The bigger a mass of accumulated capital grows over time, the greater the quantity of the world’s wealth it can attract to itself. The mass of capital in ever few hands grows exponentially, simultaneously exacerbating the already enormous level of inequality and heightening all the other contradictions in society as it does so. (As the broad masses are impoverished, the capitalists are destroying the markets for their goods, for example. And in building up ever larger sums, they have created a growing problem of how to keep reinvesting all their capital at a profit when the opportunities for making profits are diminishing.)
Meanwhile, the world changed forever just one year after Lenin wrote his work on imperialism following the October Revolution in Russia. The main obstacles to the imperialist domination of the globe came into being as a result of the mass action of the working and oppressed peoples, and of socialist economic construction.
The strong armies we see today in Russia (which it inherited from the USSR), in China and in the DPRK were built in response to the people’s need to defend their socialist gains. They were created for defensive not aggressive purposes, and their advanced technologies were developed through socialist planning and not through the drive to conquer territories and gain profits from superexploitation.
That is why the armed forces of these countries have focused on cheap weapons that will be effective in defence: supersonic missiles, small drones, air defence systems. The logic of their defence development has been the quest for what is effective, not for what is profitable. And the goal of self-defence and sovereignty has enabled them to build big, ideologically motivated armies that are ready to fight for the freedom and independence of their homelands.

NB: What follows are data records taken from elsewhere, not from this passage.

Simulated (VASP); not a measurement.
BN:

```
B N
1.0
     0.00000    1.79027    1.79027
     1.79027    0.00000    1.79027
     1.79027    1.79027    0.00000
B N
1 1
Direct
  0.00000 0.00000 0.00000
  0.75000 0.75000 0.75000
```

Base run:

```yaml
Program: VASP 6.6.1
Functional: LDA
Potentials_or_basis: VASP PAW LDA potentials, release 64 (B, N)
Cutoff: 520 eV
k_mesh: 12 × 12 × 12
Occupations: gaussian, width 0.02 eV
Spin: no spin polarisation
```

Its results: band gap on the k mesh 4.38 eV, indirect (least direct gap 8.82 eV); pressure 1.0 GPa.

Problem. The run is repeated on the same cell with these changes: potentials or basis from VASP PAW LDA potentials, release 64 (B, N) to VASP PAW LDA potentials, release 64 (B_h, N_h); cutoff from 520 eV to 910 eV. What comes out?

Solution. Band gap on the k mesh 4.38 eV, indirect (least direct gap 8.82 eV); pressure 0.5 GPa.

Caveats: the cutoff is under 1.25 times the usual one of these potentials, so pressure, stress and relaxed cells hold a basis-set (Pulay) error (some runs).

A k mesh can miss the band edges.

There is no justification, either economic or military, for branding Russia and China as ‘imperialist’. There is no country in the world where Russian or Chinese military operate without an invitation. The Chinese and Russian armies are not filled with demoralised, suicidal soldiers who don’t know what they’re fighting for and are appalled and traumatised by the crimes they have taken part in.
There are no Russian or Chinese monopoly corporations that are taking over our lives and dictating to our governments.
There are no Russian or Chinese investments abroad bringing superprofits with which the Russian and Chinese ruling classes can bribe their own workers into accepting such pillaging abroad.
On the contrary, Russia has incensed the west by offering military protection to countries in Africa and Latin America that have requested this partnership and assistance, thus helping to keep imperialist domination at bay.
And China has incensed the west by offering infrastructure and developmental help, by making loans on easy terms and by sharing technologies instead of monopolising them.
This undercutting of the imperialists’ technological domination of the globe is the key reason why China has been targeted by the USA. ‘Made in China 2025’ was a clear policy of the Chinese government to attain technological sovereignty in a decade. The Belt and Road initiative was a clear aim at building a trade network that would be characterised by development and mutual benefits. These pro-people policies have been opposed by hysterical rhetoric in the west, where politicians and policymakers regularly howl: ‘We have until 2025 to stop China.’
Without technological dominance, imperialist financial dominance is impossible to maintain, since having a monopoly on the most advanced technologies is what used to guarantee the imperialists’ military dominance – a dominance that the current conflicts, from Ukraine to the middle east and beyond, are revealing to have been decisively broken. And military dominance has been the key to the west’s economic dominance, since the financiers always had the ability to back up their economic muscle with military muscle anywhere where the natives proved difficult to bribe or coerce in other ways.
We must understand all this in order to understand what position to take in regard to today’s wars. Without a clear orientation, there is no way for us to maximise the forces of revolutionary anti-imperialism.
The same people who want us to believe that the war in Ukraine is a dispute between ‘rival imperialist groupings’ in which workers have no side, are also busy peddling the myth that Hamas and Israel are ‘as bad as each other’. They want workers to believe that both sides of the war in Palestine are in some way manipulated by the imperialists for their own ends; that Hamas is not a legitimate national-liberation resistance movement but a pawn in some great game of interimperialist rivalries and is ‘islamofascist’ to boot. They want us to think that Hamas is like Isis.
This is simply not the case.
The Al-Aqsa Flood operation was not a terrorist crime. It was a brilliant military operation by the united forces of Palestinian resistance (not only Hamas) against the zionist occupiers. And it has launched a new era of anti-imperialist struggle that shows every sign of continuing until not only zionism but also its western backers are defeated. We can expect this war to continue until US, British and French imperialism are out of the region for good.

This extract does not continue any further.